Opened 20 months ago

Closed 18 months ago

Last modified 18 months ago

#10703 closed defect (fixed)

Fallback charset enables fingerprinting of bundle localization

Reported by: dcf Owned by: mikeperry
Priority: normal Milestone:
Component: TorBrowserButton Version:
Keywords: tbb-fingerprinting, tbb-pref, MikePerry201402R Cc: gk
Actual Points: Parent ID:
Points:

Description

Torbutton has the spoof_english pref that changes the value of the Accept-Language header to en-us,en;q=0.5; this cloaks what particular localized bundle you may be using. But localized bundles still differ in their default (fallback) charset. By figuring out what characters a byte sequence decodes as, it's possible to find out what charset is in use.

The attack goes like this. The web server sends an HTML page with no declared charset, neither in the HTTP header (Content-Type) nor in the HTML (<meta charset=...>). The HTML contains one or more byte sequences that stand for different characters in different charsets. JavaScript in the HTML measures the size of the rendered characters. By including a few different byte sequences, it's probably possible to fingerprint all the possible TBB localizations.

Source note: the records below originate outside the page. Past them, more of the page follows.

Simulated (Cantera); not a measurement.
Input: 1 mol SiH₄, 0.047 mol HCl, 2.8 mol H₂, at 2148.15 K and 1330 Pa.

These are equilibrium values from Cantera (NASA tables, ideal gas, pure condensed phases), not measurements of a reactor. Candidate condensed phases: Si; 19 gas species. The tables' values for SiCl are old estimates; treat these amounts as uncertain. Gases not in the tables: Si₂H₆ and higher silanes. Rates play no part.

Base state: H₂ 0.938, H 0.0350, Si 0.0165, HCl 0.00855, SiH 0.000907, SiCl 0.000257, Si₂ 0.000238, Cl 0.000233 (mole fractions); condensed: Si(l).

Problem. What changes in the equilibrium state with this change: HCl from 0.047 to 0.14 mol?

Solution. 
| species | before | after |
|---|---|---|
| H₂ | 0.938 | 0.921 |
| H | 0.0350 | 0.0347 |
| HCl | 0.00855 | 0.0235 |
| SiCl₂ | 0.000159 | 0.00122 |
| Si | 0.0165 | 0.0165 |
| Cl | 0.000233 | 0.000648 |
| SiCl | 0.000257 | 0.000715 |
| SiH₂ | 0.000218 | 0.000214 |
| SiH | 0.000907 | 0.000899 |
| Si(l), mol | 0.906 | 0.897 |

It looks like our current bundles may come with any of 6 different default charsets:

I found these by grepping the langpacks' unpacked *.xpi files for "intl.charset.default".

As an example of how byte sequences can be variously decoded, here are decodings of "\xc3\xa3":

  • utf-8: ã
  • iso-8859-1: ã
  • iso-8859-2: ĂŁ
  • windows-1251: ГЈ
  • euc-kr: 찾
  • gbk: 茫

That is, an HTML page can contain the sequence "\xc3\xa3" and it will render as different characters depending on the charset in effect.

A possible solution is just to force intl.charset.default to UTF-8 in all localizations. Here are some Mozilla bugs I found that are relevant to setting this pref to UTF-8: 910165 406498 536506 910169.

Also see https://developer.mozilla.org/en-US/docs/Localizations_and_character_encodings#Specifying_the_fallback_encoding, which indicates that Firefox's behavior with respect to the fallback charset will change:

As of Firefox 28, this section is obsolete, since the preference intl.charset.default no longer exists. The mapping from locales onto fallback encodings is now built into Gecko itself.

In the best case, this could be interpreted to mean that the spoof_english setting will become sufficient, and the fallback will become as it would be for en-US. Or it might just mean that the preference is moved to somewhere inside Gecko. It seems the relevant bug is 910192: Get rid of intl.charset.default as a localizable pref and deduce the fallback....

Child Tickets

Attachments (7)

fonts-en_US.png (24.8 KB) - added by dcf 20 months ago.
en-US fonts dialog.
fonts-pl.png (29.1 KB) - added by dcf 20 months ago.
pl fonts dialog.
firefox-28.0b1-virgin.png (21.0 KB) - added by dcf 19 months ago.
firefox-28.0b1-intl.charset.fallback.override=utf-8.png (39.8 KB) - added by dcf 19 months ago.
firefox-28.0b1-utf-8.png (21.0 KB) - added by dcf 19 months ago.
firefox-28.0b1-intl.charset.fallback.override=iso-8859-1.png (40.1 KB) - added by dcf 19 months ago.
firefox-28.0b1-iso-8859-1.png (20.9 KB) - added by dcf 19 months ago.

Download all attachments as: .zip

Change History (23)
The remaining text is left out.